Gunmen in south-western Pakistan killed at least 31 people in two separate attacks on Monday, with reports of other shootings and unrest across the same province, police and officials said.
Twenty-three people were fatally shot after being identified and taken from buses, vehicles and trucks in Musakhail, a district in Baluchistan province, senior police official Ayub Achakzai said.
The attackers burned at least 10 vehicles before fleeing.
In a separate attack, gunmen killed at least nine people, including four police officers and five passers-by, in Qalat district also in Baluchistan, authorities said.
Insurgents blew up a railway track in Bolan, attacked a police station in Mastung and attacked and burned vehicles in Gwadar, all districts in Baluchistan.
No casualties were reported in those attacks.
Baluchistan has been the scene of a long-running insurgency in Pakistan, with an array of separatist groups staging attacks, mainly on security forces.
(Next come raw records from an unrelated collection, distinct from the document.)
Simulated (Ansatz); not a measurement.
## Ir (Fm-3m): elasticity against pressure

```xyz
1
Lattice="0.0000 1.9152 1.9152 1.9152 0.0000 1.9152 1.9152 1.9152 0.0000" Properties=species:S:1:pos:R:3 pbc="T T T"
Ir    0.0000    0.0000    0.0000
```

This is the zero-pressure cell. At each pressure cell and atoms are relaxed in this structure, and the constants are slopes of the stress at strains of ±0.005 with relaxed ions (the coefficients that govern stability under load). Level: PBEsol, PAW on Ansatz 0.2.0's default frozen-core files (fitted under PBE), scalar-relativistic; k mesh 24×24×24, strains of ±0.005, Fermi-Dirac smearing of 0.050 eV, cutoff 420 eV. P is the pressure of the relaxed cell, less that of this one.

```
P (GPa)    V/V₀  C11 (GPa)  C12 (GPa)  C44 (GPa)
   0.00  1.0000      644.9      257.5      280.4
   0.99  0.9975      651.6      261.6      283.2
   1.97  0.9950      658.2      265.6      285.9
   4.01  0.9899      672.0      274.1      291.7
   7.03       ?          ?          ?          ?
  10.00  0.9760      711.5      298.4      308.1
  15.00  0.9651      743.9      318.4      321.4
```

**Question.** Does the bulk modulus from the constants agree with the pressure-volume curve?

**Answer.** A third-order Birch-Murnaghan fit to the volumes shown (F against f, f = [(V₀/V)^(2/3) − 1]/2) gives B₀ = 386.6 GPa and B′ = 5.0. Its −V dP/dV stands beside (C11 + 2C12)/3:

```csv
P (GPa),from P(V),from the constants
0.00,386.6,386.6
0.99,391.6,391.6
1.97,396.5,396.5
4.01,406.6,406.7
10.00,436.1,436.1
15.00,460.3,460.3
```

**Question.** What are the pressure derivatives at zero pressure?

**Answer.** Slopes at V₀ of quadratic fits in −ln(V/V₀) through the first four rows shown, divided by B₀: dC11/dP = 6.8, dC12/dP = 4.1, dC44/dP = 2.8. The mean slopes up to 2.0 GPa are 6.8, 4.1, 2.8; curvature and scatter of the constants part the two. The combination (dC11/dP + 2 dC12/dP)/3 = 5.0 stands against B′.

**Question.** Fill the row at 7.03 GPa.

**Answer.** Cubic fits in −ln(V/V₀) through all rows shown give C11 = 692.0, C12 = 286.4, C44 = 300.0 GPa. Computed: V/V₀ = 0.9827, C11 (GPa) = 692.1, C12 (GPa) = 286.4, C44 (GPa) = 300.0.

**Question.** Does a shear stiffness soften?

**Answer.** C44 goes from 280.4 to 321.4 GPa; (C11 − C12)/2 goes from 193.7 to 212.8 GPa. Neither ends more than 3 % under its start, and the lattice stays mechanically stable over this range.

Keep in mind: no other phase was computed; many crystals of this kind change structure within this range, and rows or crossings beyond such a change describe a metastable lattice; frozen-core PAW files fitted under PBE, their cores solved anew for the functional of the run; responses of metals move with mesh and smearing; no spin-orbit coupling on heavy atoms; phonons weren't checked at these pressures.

The separatists have been demanding independence from the central government in Islamabad.
Although Pakistani authorities say they have quelled the insurgency, violence in Baluchistan has persisted.
The attack in Musakhail came hours after the outlawed Baluch Liberation Army (BLA) separatist group warned people to stay away from highways as they launched attacks on security forces in various parts of the province. But there there was no immediate claim of responsibility for the latest killings.
Separatists often ask people for their ID cards, and then abduct or kill those who are from outside the province. Many recent victims have come from neighbouring Punjab province.
Uzma Bukhari, a spokeswoman for the Punjab provincial government, denounced the latest killings on Monday, saying the “attacks are a matter of grave concern” and urging the Baluchistan provincial government to “step up efforts to eliminate BLA terrorists”.
Pakistan Interior Minister Mohsin Naqvi said security forces in Baluchistan had responded to the latest attacks, killing 12 insurgents.
He said authorities will reveal who was behind the latest attacks after completing an investigation, but noted that “terrorists and their facilitators will have no place to hide” in the country.
Pakistani President Asif Ali Zardari and Mr Naqvi in separate statements called the attack in Musakhail “barbaric” and vowed that those behind it will not escape justice.
Later, Mr Naqvi also condemned the killings in Qalat.
In May, gunmen fatally shot seven barbers in Gwadar, a port city in Baluchistan.
In April, separatists killed nine people after abducting them from a bus on a highway in Baluchistan, and the attackers also killed two people and wounded six in another car they forced to stop. BLA claimed responsibility for those attacks at the time.
Syed Muhammad Ali, an Islamabad-based security analyst, said the latest killings of non-Baluch people are an attempt by separatists to harm the province economically.
He told the Associated Press that most such attacks are carried out with the aim of economically weakening Baluchistan, noting that “the weakening of Baluchistan means the weakening of Pakistan”.
He said insurgent attacks could hamper development work being done in the province.
Separatists in Baluchistan have often killed workers and others from the country’s eastern Punjab region as part of a campaign to force them to leave the province, which for years has experienced a low-level insurgency.
Most such previous killings have been blamed on the outlawed group and others demanding independence from the central government in Islamabad. Islamic militants also have a presence in the province.
In a separate attack on Monday, in north-western Khyber Pakhtunkhwa province, a roadside bomb killed four people and injured 12 others in North Waziristan district, said local administration official Abid Khan.